Approximation errors of online sparsification criteria
This work addresses the need for efficient sparsification in online learning, providing theoretical insights that could improve model performance and computational efficiency, though it appears incremental as it builds on existing criteria.
The paper tackles the problem of approximation errors in online sparsification criteria used in machine learning frameworks like kernel methods, by deriving theoretical bounds on these errors for various criteria such as distance and coherence, and investigates errors for specific features like empirical mean and kernel PCA axes.

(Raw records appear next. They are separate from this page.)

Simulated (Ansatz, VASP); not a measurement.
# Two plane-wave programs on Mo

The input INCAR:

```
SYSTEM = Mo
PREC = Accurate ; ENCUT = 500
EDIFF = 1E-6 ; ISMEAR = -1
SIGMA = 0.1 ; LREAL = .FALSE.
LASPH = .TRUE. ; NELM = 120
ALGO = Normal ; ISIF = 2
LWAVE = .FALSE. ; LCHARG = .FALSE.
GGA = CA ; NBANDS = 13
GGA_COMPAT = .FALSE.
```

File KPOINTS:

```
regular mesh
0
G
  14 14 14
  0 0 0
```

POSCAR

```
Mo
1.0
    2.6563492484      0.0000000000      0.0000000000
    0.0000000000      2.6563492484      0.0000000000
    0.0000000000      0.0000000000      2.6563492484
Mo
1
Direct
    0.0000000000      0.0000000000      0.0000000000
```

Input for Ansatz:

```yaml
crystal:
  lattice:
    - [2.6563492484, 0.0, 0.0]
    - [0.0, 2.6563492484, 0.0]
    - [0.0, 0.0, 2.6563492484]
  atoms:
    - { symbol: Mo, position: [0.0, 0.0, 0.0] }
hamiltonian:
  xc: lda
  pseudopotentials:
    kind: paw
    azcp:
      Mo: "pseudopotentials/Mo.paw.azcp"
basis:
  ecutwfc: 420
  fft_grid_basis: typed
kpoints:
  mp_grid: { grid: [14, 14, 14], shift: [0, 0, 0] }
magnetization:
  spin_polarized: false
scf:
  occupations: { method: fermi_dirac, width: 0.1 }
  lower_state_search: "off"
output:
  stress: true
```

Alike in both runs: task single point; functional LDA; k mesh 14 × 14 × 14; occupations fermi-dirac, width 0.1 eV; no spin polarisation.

Many machine learning frameworks, such as resource-allocating networks, kernel-based methods, Gaussian processes, and radial-basis-function networks, require a sparsification scheme in order to address the online learning paradigm. For this purpose, several online sparsification criteria have been proposed to restrict the model definition on a subset of samples. The most known criterion is the (linear) approximation criterion, which discards any sample that can be well represented by the already contributing samples, an operation with excessive computational complexity. Several computationally efficient sparsification criteria have been introduced in the literature, such as the distance, the coherence and the Babel criteria. In this paper, we provide a framework that connects these sparsification criteria to the issue of approximating samples, by deriving theoretical bounds on the approximation errors. Moreover, we investigate the error of approximating any feature, by proposing upper-bounds on the approximation error for each of the aforementioned sparsification criteria. Two classes of features are described in detail, the empirical mean and the principal axes in the kernel principal component analysis.